An attached underground 'Place of Information' holds the names of all known Jewish Holocaust victims.
AFTER A LOT OF PLANNING AND TALKING THE HOLOCAUST MEMORIAL OPENED TO THE PUBLIC ON 8TH MAY 2005.
BUILT TO HONOUR THE JEWISH VICTIMS OF NAZI GENOCIDE IT WAS DESIGNED BY ARCHITECT PETER EISENMAN.. THIS MEMORIAL COVERS A 4.7 ACRE SITE AND COST SOME $25 MILLION.. THE WHOLE THING CONSISTS OF 2,711 CONCRETE SLABS..SOME ARE ANKLE HIGH AND SOME TOWER ABOVE YOU..
THE WHOLE MEMORIAL IS DESIGNED TO PRODUCE AN UNEASY AND CONFUSING ATMOSPHERE..
I CAN SAFELY SAY MR EISENMAN GOT WHAT HE PLANNED.
THERE IS NO RIGHT WAY OR WRONG WAY TO WALK AROUND THE MEMORIAL..YOU JUST WALK WHERE YOU PLEASE..ONLY STOPPING TO LOOK AND THINK..YOU WILL DO A LOT OF THINKING HERE...PLUS YOU MAY GET LOST HERE....MOSTLY IN THOUGHT !!
THE INFORMATION CENTRE IS OPEN FROM10AM TO 8PM
ADMISSION IS FREE.
TOURS ARE AT 10.30AM AND 2PM SAT & SUN AND COST $3
This controversial Memorial to the Murdered Jews of Europe...is a 19,000 square- meter area covered with 2711 stones placed on sloping, uneven ground in an undulating wave-like design.
The Memorial is somewhat "modern" in nature...and was designed by architect Peter Eisenman and was dedicated on January 27, 2000. The opening ceremony actually occurred May 10, 2005.
There is lots of information written about this Memorial...and so I wont go into more detail here.
I think it is a little unusual way to represent the intended meaning behind this important idea!
The 19,000 square-meter Memorial for the murdered Jews of Europe, which was opened to the public on May 12, 2005, consists of 2711 stones placed on sloping, uneven ground in an undulating wave-like pattern, giving visitors the feeling of insecurity as though the stones were on unstable ground.
Visitors can enter from all four sides, day or night, and wander on their own through the maze of stones, as though visiting a graveyard with nameless tombstones. The columns are sunk into the ground to various depths and at some places, they are higher than the heads of the visitors. There are no set paths or sign posts to guide viewers
To make this a fair game we're only missing a memorial to the other victims, such as homosexuals, gypsies and immigrants.
The Holocaust Memorial is situated in the city centre, near the Brandenburger Gate. It was designed by Peter Eisenman, a New York architect. There are 2,711 concrete blocks of different heights, structured in a grid pattern and covering nearly 19,000 m2 of gently sloping ground. There is also an underground Information Centre, similarly designed by Eisenman in an equally impressive style, housing an exhibition with background information on the victims and detailing other historical memorial sites.
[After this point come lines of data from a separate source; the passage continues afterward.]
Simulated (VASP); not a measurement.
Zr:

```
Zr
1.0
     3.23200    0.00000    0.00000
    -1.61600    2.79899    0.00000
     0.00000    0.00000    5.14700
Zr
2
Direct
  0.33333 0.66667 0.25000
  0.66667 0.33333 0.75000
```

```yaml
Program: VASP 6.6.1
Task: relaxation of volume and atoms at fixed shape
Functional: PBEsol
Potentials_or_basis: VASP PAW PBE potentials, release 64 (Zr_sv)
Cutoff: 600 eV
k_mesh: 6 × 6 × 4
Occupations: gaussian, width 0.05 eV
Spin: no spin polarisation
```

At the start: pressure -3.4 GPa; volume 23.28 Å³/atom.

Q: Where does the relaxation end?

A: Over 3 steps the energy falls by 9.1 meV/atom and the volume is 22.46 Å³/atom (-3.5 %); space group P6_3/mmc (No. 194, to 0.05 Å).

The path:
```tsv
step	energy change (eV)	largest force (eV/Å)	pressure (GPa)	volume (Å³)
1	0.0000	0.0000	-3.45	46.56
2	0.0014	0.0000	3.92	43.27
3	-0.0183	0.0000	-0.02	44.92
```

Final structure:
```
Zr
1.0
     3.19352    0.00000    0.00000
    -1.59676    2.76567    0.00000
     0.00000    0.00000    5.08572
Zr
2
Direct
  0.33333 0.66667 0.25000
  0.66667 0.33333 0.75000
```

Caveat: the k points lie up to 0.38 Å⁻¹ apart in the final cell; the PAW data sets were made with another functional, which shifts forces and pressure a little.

A visit to the Holocaust Memorial is a must, it costs nothing, only the museum costs some money but not much.
I recommend taking the time to go into the memorial and take your time in it and really try to get the message that the architect gives. It is a very disorienting experience.
I also liked the concept of the museum and how it told the survivors stories.
Just 300 metres away from the Brandenburg Gate, built by the architect Peter Eisenmann. You can walk right into the monument (just be careful not to bumb into school kids playing hide and seek there). The remembrance monument is made from a few hundred steles of different size and height.
There was a lot of controversy about this memorial for Europe’s murdered Jews, located just some steps from Brandenburger Tor, towards Potsdamer Platz, at the corner of Ebert- and Behrenstraße, and opened on 10 May 2005. Some people were just sick of getting another such memorial, as there are plenty in Germany, others thought it is the ugliest memorial they have ever seen, and again others were against such a huge area being occupied by a monument.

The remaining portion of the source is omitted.